But McLaren owns a greater percentage of the blame for lacking the forcefulness of Mercedes in the same situation and with the same data points. Both had their other cars on intermediates and could see the benefits, and both had the same radar information showing the second band of rain, even if any radar requires some interpretation.

Mercedes was prepared to order Hamilton into pit lane, McLaren wasn’t. Mercedes won the race.

VERSTAPPEN’S RISE FROM LAST TO SECOND

Though the rain decided so much of the finishing order, Verstappen deserves mention all on his own for being in a position to claim second in the late field jumble.

The Dutchman had started last on the hard tyre and had made ferocious progress through his first stint, rising to fifth before his first stop. Indeed he’s got as close to 2.5 seconds to Hamilton a little after lap 20, underlining how far into contention he brought himself.

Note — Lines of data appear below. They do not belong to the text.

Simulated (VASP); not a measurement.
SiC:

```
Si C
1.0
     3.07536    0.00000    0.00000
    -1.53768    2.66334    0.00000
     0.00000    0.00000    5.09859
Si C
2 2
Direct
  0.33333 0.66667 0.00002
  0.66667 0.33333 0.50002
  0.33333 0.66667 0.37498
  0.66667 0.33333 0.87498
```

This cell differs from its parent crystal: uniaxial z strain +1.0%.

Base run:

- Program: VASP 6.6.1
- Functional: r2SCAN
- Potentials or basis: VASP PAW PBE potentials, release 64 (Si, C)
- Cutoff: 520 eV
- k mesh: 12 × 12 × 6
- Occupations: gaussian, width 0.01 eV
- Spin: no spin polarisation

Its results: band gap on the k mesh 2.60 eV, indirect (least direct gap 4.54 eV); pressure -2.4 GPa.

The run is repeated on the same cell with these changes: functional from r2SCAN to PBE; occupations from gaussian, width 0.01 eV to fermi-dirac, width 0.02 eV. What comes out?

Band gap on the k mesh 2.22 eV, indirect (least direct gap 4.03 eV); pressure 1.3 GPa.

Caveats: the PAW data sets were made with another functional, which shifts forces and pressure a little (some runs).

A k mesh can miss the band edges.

For this he has George Russell and to a lesser extent Daniel Ricciardo to thank. Russell held third off the line in a Williams car that was slow for most of the lap but fast where it counted: down the straights. So slippery was his machine that no-one could pass him, meaning Hamilton and everyone else had to lap at a Williams-level pace for the first 13 laps, facilitating Verstappen’s rise.

Verstappen stopped on lap 26 and made similarly rapid progress in the first 10 laps on the medium tyre, but his charge quickly faltered afterwards. The medium tyre in the cool conditions wasn’t enjoying being put through its paces in traffic, and the Dutchman suffered the graining so many others had experienced earlier in the race, and he slipped down to seventh before the rain arrived.

Only an astute call to switch to intermediates at the right time saved his race.

THE BATTLE FOR THIRD

Completing the podium was Carlos Sainz, but the Spaniard was fortunate to secure the place after an early stop dropped him into the midfield and left him without the tyres to fight to the finish.

The lap-14 switch from mediums to hards while in second was to cover the Lance Stroll-initiated undercut from fourth place, the Canadian desperate to get ahead of the slower George Russell in third, who was proving hard to pass with unbeatable straight-line speed.

Sainz kept himself ahead, but he was dropped into the still congested midfield. Cutting through the midfield subsequently burnt up the best of his tyres, and though he rose back to third place well behind the lead battle, he was vulnerable to those with more balanced strategies.

Sergio Perez was the obvious candidate to deprive him of his fifth podium. The Mexican was on arguably the race’s best strategy, starting on the hard compound and running deep, until lap 36, before switching to the more delicate medium.

He was in the lead when he made his stop and should have jumped Sainz for third, but his tyre change was slow, and instead he dropped to fourth. Christian Horner insisted afterwards it wasn’t due to the technical directive that reduces the level of automation his team had perfected in recent seasons and instead down to the rear axle rotating during the change.

He eventually fought his way back to third place with a handy tyre offset, but he and the team decided to stay out during the rain until lap 50, splitting with the early-stopping Verstappen. It was too late for the conditions, and he finished ninth, promoting Sainz back into third.

Daniel Ricciardo had podium potential too, but the Australian has his push cruelled by a slow stop when pitting for the hard tyre from second place. Though off the pace of Norris in the lead, he was able to keep Hamilton at bay in the first stint, but the tardy tyre change dropped him into the midfield. By the time he recovered, Hamilton made his first stop and rejoined the race less than three seconds ahead.

With a quicker stop, Ricciardo would have been second battling Hamilton when the rain arrived, and it would have been interesting to see how McLaren would have dealt with the weather and the podium battle with both cars in contention.